In response to my Messianic friend who said:

"Catholics invented purgatory to make money."

No, Catholics did not add purgatory to make money or for any reason.  In fact, Catholics got praying for the dead from our Jewish brothers and sisters.  Prayers for the dead and the consequent doctrine of purgatory have been part of religion since before the time of Christ. Not only can we show it was practiced by the Jews of the time of the Maccabees, but it has even been retained by Orthodox Jews today, who recite a prayer known as the Mourner’s Kaddish for eleven months after the death of a loved one so that the loved one may be purified. It was not the Catholic Church that added the doctrine of purgatory. Rather, any change in the original teaching has taken place in the Protestant churches, which rejected a doctrine that had always been believed by Jews and Christians.

The term purgatory isn’t in scripture.  So what?  The word Bible isn’t in scripture, either, or Trinity, or Incarnation, or atheism, or rapture, or monotheism…the specific term may not be spelled out, but the concept is explained.

But before Christ was even born, people prayed for their dead.  Judas Maccabee prayed for the dead who had sinned, II Maccabees 12: 43-45.  Prayers are not needed by those in heaven and no prayers can help those in hell.  So what are the Maccabees praying for?  There must be another place, realm, existence…let’s call it purgatory.  Some say that this reference so clearly illustrates the existence of purgatory that, at the time of the Reformation, Protestants had to cut the books of the Maccabees out of their Bibles.

Besides our Jewish brothers and sisters praying in Maccabees and the Mourner’s Kaddish for eleven months after death, the earliest Christians also prayed for their dead.  The graffiti in the catacombs, where Christians hid during persecutions in the first three centuries recorded prayers for the dead.

When did the term “purgatory” start being used?  Can’t say, probably because in early Christianity teachings and traditions were passed down orally.   It was an oral society, after all.  But there’s no debate over heresy and novel doctrines.  In the immediate post-apostolic years the faithful were sticklers for tradition.  Remember Paul confronting  Peter for not eating with the Gentiles, Galatians 2: 11-13. So if purgatory were a novel idea, Paul or someone would have made a fuss about it.

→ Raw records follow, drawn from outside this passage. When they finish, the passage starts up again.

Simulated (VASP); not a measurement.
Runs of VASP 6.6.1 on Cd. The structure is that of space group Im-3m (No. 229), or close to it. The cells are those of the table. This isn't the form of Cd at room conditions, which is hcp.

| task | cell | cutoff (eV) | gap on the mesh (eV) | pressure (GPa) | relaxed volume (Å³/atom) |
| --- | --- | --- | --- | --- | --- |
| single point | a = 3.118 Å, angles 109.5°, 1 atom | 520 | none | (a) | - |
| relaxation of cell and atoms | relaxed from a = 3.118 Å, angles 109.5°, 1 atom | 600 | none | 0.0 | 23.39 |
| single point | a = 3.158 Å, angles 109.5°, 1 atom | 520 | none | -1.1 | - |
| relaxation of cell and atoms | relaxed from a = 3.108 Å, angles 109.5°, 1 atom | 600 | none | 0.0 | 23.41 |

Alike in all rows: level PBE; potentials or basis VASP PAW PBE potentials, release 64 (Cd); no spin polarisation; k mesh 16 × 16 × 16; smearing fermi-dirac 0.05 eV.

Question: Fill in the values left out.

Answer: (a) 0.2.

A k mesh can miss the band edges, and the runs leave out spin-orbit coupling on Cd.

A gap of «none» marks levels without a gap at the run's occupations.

The Bible speaks of heaven, hell, and another place where the just who had died before Christ were waiting for heaven to be opened to them.  We call that purgatory. After His death and before His resurrection, Christ visited those experiencing the limbo of the Fathers and preached to them the good news that heaven would now be opened to them (1Pet. 3:19). We call this place purgatory.  Purgatory or limbo or whatever you want to call that place where there is a temporary, intermediate state is where people wait to gain entrance to heaven.  At least it proves there is more than just heaven and hell.


Christ refers to the sinner who “will not be forgiven, either in this age or in the age to come” (Matt. 12:32), suggesting that one can be freed after death of the consequences of one’s sins.  Similarly, Paul tells us that, when we are judged, each man’s work will be tried. And what happens if a righteous man’s work fails the test?  “He will suffer loss, though he himself will be saved, but only as through fire” (1 Cor 3:15).  Now this loss, this penalty, can’t refer to hell, since no one is saved there; and it can’t be heaven since there is no suffering there.  Catholics call it purgatory.  It seems reasonable to suppose that souls waiting to go to heaven are gradually purified.